Residential estate agents are the lowest-paid professionals in the real estate industry with base salaries almost £30,000 below the wider industry average, according to analysis by Nested.

The data shows that the nationwide average base salary for residential sales agents in the UK, including those on both the agency side and development side, is £32,050. This is 44.3% below the overall median salary in the wider UK real estate industry, which is currently £57,500.

Compared to agent base salaries in other parts of the world, this means UK agents are better off than those in Asia, who earn 53.3% less than the continent’s wider industry average. But it also means that UK agents are, relatively speaking, worse paid than their counterparts in South Africa (-33.3%), Europe (-23.5%) and the Middle East (-2.8%).

Back in the UK, residential sales agents who work on the agency side are the worst paid of all property industry professionals, with base salaries averaging just £30,100.

This puts them behind agents working residential sales from a development side (£34,000), support & administration staff (£34,000), and residential lettings agents (£35,000). It puts them even further behind the likes of facilities managers (£45,000), quantity surveyors (£55,000) and human resources staff (£83,300).

Alice Bullard, managing director at Nested, commented: “The obvious incentive for agents in both sales and lettings is commission – this is why they’re willing to accept such low base salaries. But if commission is the most important thing, why do so many agents still value working within the traditional agency model in which the agency brand they work for takes such a significant slice of their commission?

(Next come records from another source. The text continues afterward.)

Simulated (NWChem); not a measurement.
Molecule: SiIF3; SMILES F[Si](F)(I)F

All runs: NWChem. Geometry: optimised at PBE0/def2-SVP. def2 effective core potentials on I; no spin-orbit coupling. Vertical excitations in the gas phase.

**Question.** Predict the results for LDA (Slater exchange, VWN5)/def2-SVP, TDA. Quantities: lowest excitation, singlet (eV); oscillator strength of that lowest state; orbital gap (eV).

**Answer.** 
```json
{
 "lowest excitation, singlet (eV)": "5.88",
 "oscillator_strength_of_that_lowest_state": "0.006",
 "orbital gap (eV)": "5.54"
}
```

“The probable answer is security and market exposure. You might earn more by being self-employed and keeping 100% of the commission, but the base salary offered by big agencies removes some of the pressures that come with being a sole trader, while the brand exposure they provide, in theory, makes it easier to win new business.

“But it’s a costly trade-off: employed agents typically retain only 5-15% of their exchanged commission versus 75-100% on the best self-employed models.”